On March 26, 2024, the Francis Scott Key Bridge in Baltimore collapsed when the container ship Dali lost electric power and propulsion and impacted one of the main piers of the bridge. The collapse resulted in six deaths and an estimated six billion dollars in property and economic loss. This catastrophe was 100% preventable if the electrical engineers in charge of the electrical system of the ship, mechanical engineers in charge of the propulsion and rudder control, or the bridge engineers in charge of the structural safety of the bridge piers had fulfilled their responsibility to “Hold paramount the safety, health, and welfare of the public” as the 1st Canon of the Code of Ethics for Engineers states. All three groups failed to do so.

After the 1980 ship collision collapse of the Florida Sunshine Skyway Bridge, where 35 people perished, the FHWA/AASHTO developed specific bridge engineering Guide Specification (i.e. standard) on how to establish the probability of a catastrophic bridge collapse in case of a ship collision incident. If that probability exceeded one in 10,000, the Guide Specification had specific procedures on how to strengthen the piers to withstand the ship impact or to design and construct protection systems such as dolphins at a short distance from the pier to prevent the ship impacting the pier. FHWA released the Guide Specification in 1991, and any bridge exposed to ship collision built after 1996 had to satisfy the requirements of this FHWA/AASHTO Guide Specifications. There were no requirements for the potentially vulnerable existing bridges to be evaluated for this severe safety problem and retrofitted if needed.  If bridge engineers at Maryland Transportation Authority, especially the Chief Bridge Engineers, had been concerned with this safety issue and had conducted a ship collision vulnerability study, they would have found out that the probability of catastrophic collapse of the Francis Scott Key Bridge was 32 times the limit set by the FHWA/AASHTO Guide Specification as the post-collapse investigation of the NTSB established.

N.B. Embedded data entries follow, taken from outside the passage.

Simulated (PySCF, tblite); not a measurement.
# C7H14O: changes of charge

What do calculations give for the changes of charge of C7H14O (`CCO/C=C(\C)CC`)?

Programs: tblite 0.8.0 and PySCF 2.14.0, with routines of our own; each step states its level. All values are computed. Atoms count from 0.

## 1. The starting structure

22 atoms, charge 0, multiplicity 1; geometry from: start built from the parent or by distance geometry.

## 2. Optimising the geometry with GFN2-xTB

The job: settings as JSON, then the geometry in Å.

The first part of the webinar will discuss ship’s and bridge’s vulnerabilities, and the cause of the collapse. The second part of the webinar focuses on the engineering ethics violations in the design, inspection, and maintenance of both the ship and the bridge.

Finally, Dr. Astaneh will discuss the lessons that we can learn from this case on how not only we “hold safety paramount” in our engineering practice, but also to be able to convince the policymakers and those in charge of budget allocation that they too need to place the highest priority on the safety, especially when, as the case was here, there is solid engineering evidence that most likely there is a public safety catastrophe in the horizon and had to be mitigated as soon as possible.